When Abraham was 100 years old, after he had waited in faith for more than 25 years, God began to fulfill His promises and His plan and purposes began to gradually unfold. “And he gave him the covenant of circumcision: and so Abraham begat Isaac, and circumcised him the eighth day; and Isaac begat Jacob; and Jacob begat the twelve patriarchs” (Act 7:8).
Stephen proceeds from Abraham to talking about the patriarchs. He speaks of the brethren of Joseph, who sold him into Egypt motivated by envy and hatred. But God was with him; God overruled them and used Joseph to prepare sustenance for them. In the next seven verses of our main passage, we meet Joseph, the beloved son of Jacob, whose life story takes the family of Israel to Egypt. .
And the patriarchs, moved with envy, sold Joseph into Egypt: but God was with him, and delivered him out of all his afflictions, and gave him favor and wisdom in the sight of Pharaoh king of Egypt; and he made him governor over Egypt and all his house.
Now there came a dearth over all the land of Egypt and Canaan, and great affliction: and our fathers found no sustenance. But when Jacob heard that there was corn in Egypt, he sent out our fathers first. And at the second time Joseph was made known to his brethren; and Joseph’s kindred was made known unto Pharaoh.
Then sent Joseph, and called his father Jacob to him, and all his kindred, threescore and fifteen souls. So Jacob went down into Egypt, and died, he, and our fathers (Act 7:9-15).
Now Stephen comes to a major milestone in the history of God’s people. He begins to narrate the plight of the Israelites in Egypt after the death of Joseph, especially after a new regime came to power that did not know Joseph, at which time the Israelites became slaves in Egypt. This was when Moses was born.
But when the time of the promise drew nigh, which God had sworn to Abraham, the people grew and multiplied in Egypt,
Till another king arose, which knew not Joseph. The same dealt subtly with our kindred, and evil entreated our fathers, so that they cast out their young children, to the end they might not live.
In which time Moses was born, and was exceeding fair, and nourished up in his father’s house three months: And when he was cast out, Pharaoh’s daughter took him up, and nourished him for her own son.

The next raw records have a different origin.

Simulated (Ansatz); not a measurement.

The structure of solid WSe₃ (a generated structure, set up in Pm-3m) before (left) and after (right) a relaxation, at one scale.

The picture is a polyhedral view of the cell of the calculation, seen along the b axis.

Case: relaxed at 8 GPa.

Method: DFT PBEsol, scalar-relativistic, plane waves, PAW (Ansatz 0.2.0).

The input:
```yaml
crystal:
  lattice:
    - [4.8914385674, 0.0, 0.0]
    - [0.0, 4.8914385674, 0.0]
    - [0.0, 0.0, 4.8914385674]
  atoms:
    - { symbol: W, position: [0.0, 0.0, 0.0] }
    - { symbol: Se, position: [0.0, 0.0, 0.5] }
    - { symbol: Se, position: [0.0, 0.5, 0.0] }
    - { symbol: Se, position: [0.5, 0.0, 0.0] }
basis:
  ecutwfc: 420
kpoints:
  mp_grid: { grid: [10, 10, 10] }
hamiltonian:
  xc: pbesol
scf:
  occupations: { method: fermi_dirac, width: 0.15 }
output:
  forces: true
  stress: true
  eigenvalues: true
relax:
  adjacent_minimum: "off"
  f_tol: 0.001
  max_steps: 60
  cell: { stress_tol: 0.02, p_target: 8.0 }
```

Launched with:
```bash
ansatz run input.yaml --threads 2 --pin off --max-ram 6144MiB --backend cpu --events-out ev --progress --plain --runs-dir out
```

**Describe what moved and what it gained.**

And Moses was learned in all the wisdom of the Egyptians, and was mighty in words and in deeds (Act 7:17-22).
We now come to the end of the first forty years of Moses’ life. He was now a mature prince of Egypt, well educated and highly competent. He knew that although he’d been brought up in Pharaoh’s palace, he had Hebrew origin. He also knew in his heart that God would one day deliver his Hebrew brethren from slavery through him.
And when he was full forty years old, it came into his heart to visit his brethren the children of Israel.
And seeing one of them suffer wrong, he defended him, and avenged him that was oppressed, and smote the Egyptian:
For he supposed his brethren would have understood how that God by his hand would deliver them: but they understood not (Act 7:23-25).
Yes, Moses was well-bred, well-read, and mighty in words and deeds, but he was not ready to lead God’s people. As a prince of Egypt, he had all the learning of the world of his day, but that was not sufficient to equip him to lead God’s people. And as it was with Moses, so it is with us today. All the wisdom and knowledge that men acquire in institutions of learning today cannot equip them for understanding the things of God. This is because the natural man, by natural knowledge, cannot receive the things of the Spirit of God. “They are foolishness to him and he cannot know them, because they are spiritually discerned” (1 Cor. 2:14).
And the next day he shewed himself unto them as they strove, and would have set them at one again, saying, Sirs, ye are brethren; why do ye wrong one to another?
But he that did his neighbour wrong thrust him away, saying, Who made thee a ruler and a judge over us? Wilt thou kill me, as thou diddest the Egyptian yesterday?
Then fled Moses at this saying, and was a stranger in the land of Midian, where he begat two sons (Act 7:26-29).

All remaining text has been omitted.